I think the publishing requirement is a good one regardless of impact factor. As a PhD student, publishing their own work should be a part of their training. You cannot survive in science without publishing. As a student, it is more about the exercise of publishing rather than the impact of the journal.
I agree with this wholeheartedly, but the fact is that some research groups are much more efficient at publishing than others. I finished my PhD with only a couple of publications, in decent but not fabulous journals. But the reality is that I was working almost entirely on my own, with very little help or input from my advisor. It wasn't training, it was being tossed in at the deep end and expected to swim. The flipside, of course, is that I came out of my PhD functioning at a much higher level than many of my peers who have more impressive publication lists.
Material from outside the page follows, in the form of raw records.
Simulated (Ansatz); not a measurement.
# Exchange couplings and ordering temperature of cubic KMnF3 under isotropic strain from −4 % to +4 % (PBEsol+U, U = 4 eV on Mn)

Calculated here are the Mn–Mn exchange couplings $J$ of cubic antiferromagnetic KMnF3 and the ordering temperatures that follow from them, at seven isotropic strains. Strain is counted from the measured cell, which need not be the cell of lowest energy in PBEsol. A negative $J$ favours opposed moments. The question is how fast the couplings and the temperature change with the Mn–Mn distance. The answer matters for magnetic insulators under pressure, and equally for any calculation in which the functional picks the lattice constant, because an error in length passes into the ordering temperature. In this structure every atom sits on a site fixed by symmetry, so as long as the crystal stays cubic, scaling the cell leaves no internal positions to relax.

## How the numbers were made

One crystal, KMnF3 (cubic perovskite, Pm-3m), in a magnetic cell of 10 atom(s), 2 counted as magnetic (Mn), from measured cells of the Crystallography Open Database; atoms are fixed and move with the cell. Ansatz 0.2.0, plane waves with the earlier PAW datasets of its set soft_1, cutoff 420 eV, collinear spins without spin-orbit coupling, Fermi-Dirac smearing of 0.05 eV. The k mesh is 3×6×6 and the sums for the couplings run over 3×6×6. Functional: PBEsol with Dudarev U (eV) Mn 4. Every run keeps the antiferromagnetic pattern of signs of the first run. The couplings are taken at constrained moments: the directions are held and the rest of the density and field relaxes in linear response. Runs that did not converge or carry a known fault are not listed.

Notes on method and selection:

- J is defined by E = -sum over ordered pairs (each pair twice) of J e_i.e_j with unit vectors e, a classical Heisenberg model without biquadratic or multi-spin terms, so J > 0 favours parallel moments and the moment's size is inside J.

On the subject of US vs UK PhDs, this is an issue that I have very conflicted feelings about. I think the US system, when it works, does seem to produce PhDs who are more invested in their own research and better prepared to be independent researchers. When it doesn't work, though, it wastes colossal amounts of time and produces people who are bitter and cynical and either abandon research entirely or go on to torture their own grad students. The UK system is a bit kinder, I think, and doesn't interfere as much with people getting on with their lives.
The comparison between me and my British officemate is pretty stark. We're almost the same age--she's actually a bit younger. But she finished her PhD and started a postdoc two years earlier than me, and she and her husband own a house and two cars and just had a baby.
On my more depressed days I sometimes think that I've got the worst of both worlds by doing an American PhD and a UK postdoc.